Today (Sept. 11) I attended a meeting of the directors of the Tennessee Baptist Mission Board in Franklin.
I couldn’t help but remember that 17 years ago (Sept. 11, 2001) I was attending a meeting of the Executive Board of the Tennessee Baptist Convention (now TBMB) when news reports began coming in about the terrorist attacks on the Twin Towers in New York City and in Washington D.C. Executive Board members immediately had a time of prayer for our nation.
Those terrorist attacks brought America to its knees. Churches in Tennessee and all across the nation held special prayer vigils and services. Even government leaders called our nation to prayer. I cannot remember a time before or since when so many government and secular leaders talked about trusting in God and prayer.
In my editorial the week following 9/11, I wrote, “I don’t remember ever seeing so many people from all walks of life join in prayer gatherings all across this country. Americans are beginning to see, perhaps some for the first time, that the only hope America has is in God. My prayer is that this ‘awakening’ will last.”
Seventeen years later, I can say with sadness and regret, “It didn’t last.” We have forgotten the horror and tragedy of that day.

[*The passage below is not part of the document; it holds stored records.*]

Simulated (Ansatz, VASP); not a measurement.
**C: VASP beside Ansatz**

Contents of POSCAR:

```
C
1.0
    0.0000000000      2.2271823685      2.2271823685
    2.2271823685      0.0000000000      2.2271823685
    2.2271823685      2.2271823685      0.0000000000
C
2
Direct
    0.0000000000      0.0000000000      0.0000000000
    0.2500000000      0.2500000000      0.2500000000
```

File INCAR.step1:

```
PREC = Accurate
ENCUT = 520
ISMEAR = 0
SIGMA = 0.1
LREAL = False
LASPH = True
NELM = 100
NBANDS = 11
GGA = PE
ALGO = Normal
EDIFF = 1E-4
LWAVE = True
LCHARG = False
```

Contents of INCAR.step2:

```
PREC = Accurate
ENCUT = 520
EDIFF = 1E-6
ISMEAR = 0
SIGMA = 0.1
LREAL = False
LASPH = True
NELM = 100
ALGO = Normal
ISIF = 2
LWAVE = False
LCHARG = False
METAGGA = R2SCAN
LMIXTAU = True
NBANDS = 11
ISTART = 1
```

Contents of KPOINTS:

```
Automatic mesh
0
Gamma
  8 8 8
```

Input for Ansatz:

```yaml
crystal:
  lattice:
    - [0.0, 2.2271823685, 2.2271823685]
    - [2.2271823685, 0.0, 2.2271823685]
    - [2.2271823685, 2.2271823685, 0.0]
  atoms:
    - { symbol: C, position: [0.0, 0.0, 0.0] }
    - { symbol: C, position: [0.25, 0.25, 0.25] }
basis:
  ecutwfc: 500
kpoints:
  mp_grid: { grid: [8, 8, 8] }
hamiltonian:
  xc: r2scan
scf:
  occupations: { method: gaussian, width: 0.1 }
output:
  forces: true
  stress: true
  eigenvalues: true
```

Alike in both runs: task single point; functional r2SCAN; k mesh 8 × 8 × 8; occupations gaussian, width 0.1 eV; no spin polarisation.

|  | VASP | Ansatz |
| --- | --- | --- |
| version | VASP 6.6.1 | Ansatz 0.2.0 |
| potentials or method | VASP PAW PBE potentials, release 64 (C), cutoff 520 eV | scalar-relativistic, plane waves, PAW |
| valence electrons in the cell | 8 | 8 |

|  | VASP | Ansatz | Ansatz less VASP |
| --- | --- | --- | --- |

America has drifted back to the pre-9/11 days and, if anything, the country is more divided than ever before. Our nation is in trouble. Government leaders are more concerned about their political party than what’s best for the nation as a whole. There’s racial tension in the world that scares me. People have no respect for authority. The list could go on and on.
Former Clarksville pastor Verlon Moore was chairman of the Executive Board on that fateful day in 2001. He said then, “It is time to quit singing ‘God Bless America’ and begin living a life that He can bless.”
Those words are as true today as they were then. Pray that America will wake up and that it won’t take another 9/11 tragedy to bring us to our knees once again.